It will likely be an ordinary option that anyone can trade. It is hoped the revised option will be listed on an electronic exchange to make it most effective for producers, said Matheson.
A small group of 138 producers used the program to trade their cattle. By the time the program ends they will have traded $1 million worth of options, said Matheson.
Some thought the program came at the wrong time of the cattle cycle. It offers price protection when the market is sliding downwards. However, prices have strengthened and the original need may not exist now.
The program failed to take hold for two reasons, said Matheson.
Larger producers were not attracted to it because no brokers were involved. They felt it was took up too much time to handle themselves and preferred to turn it over to their brokers, said Matheson.
Training needed
Smaller to medium sized producers said they needed more than a half-day training session to get a handle on how the markets work and how they could take advantage of the information.
More than 4,000 producers attended the trainings and in their evaluations, said it gave them a greater understanding of currency and price basis but not enough to feel confident to buy contracts.

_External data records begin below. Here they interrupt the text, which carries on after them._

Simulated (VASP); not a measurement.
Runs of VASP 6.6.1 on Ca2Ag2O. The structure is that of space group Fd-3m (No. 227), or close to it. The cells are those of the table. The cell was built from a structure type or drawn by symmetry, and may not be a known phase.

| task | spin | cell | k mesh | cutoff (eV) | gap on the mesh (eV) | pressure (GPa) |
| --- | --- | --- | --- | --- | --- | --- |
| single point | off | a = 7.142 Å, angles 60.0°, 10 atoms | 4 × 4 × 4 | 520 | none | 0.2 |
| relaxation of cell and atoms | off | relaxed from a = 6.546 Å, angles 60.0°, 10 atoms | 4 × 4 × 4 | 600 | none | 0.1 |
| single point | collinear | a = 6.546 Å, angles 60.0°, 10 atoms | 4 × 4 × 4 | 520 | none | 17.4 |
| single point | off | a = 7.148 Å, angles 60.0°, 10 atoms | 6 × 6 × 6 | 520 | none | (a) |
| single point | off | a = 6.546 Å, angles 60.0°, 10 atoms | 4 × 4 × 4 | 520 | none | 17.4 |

In addition to offering a revised options program, the government has asked the Canada Farms Business Management Council to set up courses to teach interested producers about futures, options and cash contracts.
COPP was introduced as a risk management program after the wind down of the national red meat tripartite stabilization program. Tripartite was dismantled because cattle producers feared trade repercussions from the United States, which claimed it was an unfair subsidy.